|US threatens Britain over terrorism 'torture evidence'
The US Government has threatened to halt intelligence co-operation with
Britain in a row over the alleged torture of a 'terrorism' detainee at Guantanamo Bay being made public. The
Telegraph | February 5, 2009
Telegraph | February 5, 2009
Binyam Mohamed, a British resident held at the American base, has launched a legal challenge in the High Court in London for documents detailing his treatment to be made public.
However, two judges ruling on the case said that David Miliband, the Foreign Secretary, had advised that releasing the documents could lead to America withdrawing intelligence co-operation.
This, it was warned, could lead to Britons facing a “very considerable increase in the dangers they face” from terrorism.
The judges reveal that the secret documents at the centre of the case “give rise to an arguable case of torture or cruel, inhuman or degrading treatment”. It is also disclosed that a British intelligence official may have been present when Mr Mohamed alleges he was tortured. The judgement raises the prospect of criminal charges being brought against British officials.
Mr Mohamed, who was born in Ethiopia, sought political asylum in Britain in 1994 and was granted leave to remain in this country. He was captured in Pakistan in 2002 while attempting to return to London on a false British passport.
The Muslim convert was initially questioned by MI5 before being passed to the Americans. He was then held “incommunicado, initially in Pakistan and then at secret and undisclosed locations until May 2004”. He claims he was subjected to “extraordinary rendition to Morocco where torture continued in a severe form”.

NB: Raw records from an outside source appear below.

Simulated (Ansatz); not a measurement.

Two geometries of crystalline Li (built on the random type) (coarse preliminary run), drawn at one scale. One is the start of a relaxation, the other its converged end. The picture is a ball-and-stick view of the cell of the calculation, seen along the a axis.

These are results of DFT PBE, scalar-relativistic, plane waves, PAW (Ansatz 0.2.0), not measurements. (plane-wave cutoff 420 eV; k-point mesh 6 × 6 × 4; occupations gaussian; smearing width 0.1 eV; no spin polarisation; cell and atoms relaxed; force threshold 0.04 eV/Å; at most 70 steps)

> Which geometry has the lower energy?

Between May and September 2004, Mr Mohamed made confessions to his involvement with Al-Qaida and plotting terrorist attacks. He was initially charged with terrorist offences, including a dirty bomb plot, although the charges have now been dropped.
He has been on hunger strike for much of the past month and is expected to be released shortly and returned to Britain.
The judgement reveals that the High Court was minded to release the information – provided by both the American and British Governments – describing his treatment since being captured.
But, the judges said that in the opinion of the Foreign Secretary there is a real risk that, if the redacted paragraphs were restored, then "the US Government, by its review of the shared intelligence arrangements, could inflict on the citizens of the United Kingdom a very considerable increase in the dangers they face at a time when a serious terrorist threat still pertains".
They said they had to find a balance between national security on the one hand and the public interest in open justice, safeguarding the rule of law, free speech and democratic accountability.
"In the circumstances now prevailing, the balance is served by maintaining the redaction of the paragraphs from our first judgment," they said.
"In short, whatever views may be held as to the continuing threat made by the US Government to prevent a short summary of the treatment of Mohamed being put into the public domain by this court, it would not, in all the circumstances we have set out and in the light of the action taken, be in the public interest to expose the UK to what the Foreign Secretary still considers to be the real risk of the loss of intelligence so vital to the safety of our day-to-day life."
It was also revealed that Mr Miliband had recently checked and that Barack Obama’s administration was standing by the threat.